Thursday, December 12, 2019

Motherhood

Recently, I have really been struggling with feelings that I'm not a good mom. I'm sure we have all had that fleeting thought but I have really been believing this lie. Social media truly is the enemy in times like this. I love my kids fiercely but I'm not a good mom because I don't live to do Pinterest crafts daily. I forget to move that darn elf at least 3 times a week. The tooth fairy has been on vacation almost regularly the past 4 times a kid has lost a tooth. I don't like to get on the floor and play pretend.

These are the lies I told myself to justify my feelings of being an inadequate, bad mother. But, as I was confiding these feelings in my husband he brought up a very good point - my identity is not in my children, nor should it be. My identity is in Christ. I don't live FOR my children. I do things for my children. I love my children. I enjoy my children {most of the time}, but I don't surround my entire being around them and that does not make me a bad mom.

Now, I'm not saying if you are religiously amazing about moving the Elf that you're obsessed with your kids - not saying that at all. I'm just saying that my mom status is not determined by the socially expected pressures of this world today.

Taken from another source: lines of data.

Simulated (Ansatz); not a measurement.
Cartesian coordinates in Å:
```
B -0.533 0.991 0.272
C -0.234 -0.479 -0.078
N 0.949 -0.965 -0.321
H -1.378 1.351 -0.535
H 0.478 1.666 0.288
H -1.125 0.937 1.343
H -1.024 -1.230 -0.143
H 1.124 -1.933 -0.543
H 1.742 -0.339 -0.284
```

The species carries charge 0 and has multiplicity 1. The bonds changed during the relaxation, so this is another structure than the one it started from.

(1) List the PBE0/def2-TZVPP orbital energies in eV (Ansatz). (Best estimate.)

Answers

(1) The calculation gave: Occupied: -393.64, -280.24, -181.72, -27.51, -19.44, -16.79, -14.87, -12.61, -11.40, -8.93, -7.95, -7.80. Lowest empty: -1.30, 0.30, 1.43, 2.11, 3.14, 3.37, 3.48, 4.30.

I may not play hide and seek but I do provide for them. I do read to them nightly. I do take the oldest to dance weekly and sit there for an hour 1/2 when I have 100 other things I could be doing. I do take them to church, even when it's raining and cold outside! I do encourage their relationship with Christ. I do sing and dance with them. And, I do punish them. All of which, I can now see, make me to be a good mom.

Social media is so tough. It's so hard to not compare. It's so hard to not set expectations onto yourself based on the highlight reel of others. It's so hard. But, stop comparing. Stop judging. Stop telling yourself lies. We are all doing the best we can and that's enough. It really is. My kids won't ever grow up knowing what it's like to have a tooth fairy leave money the first night they put their tooth under their pillow. And guess what? They don't know what they are missing! :) Give yourself a break, because I'm giving myself one.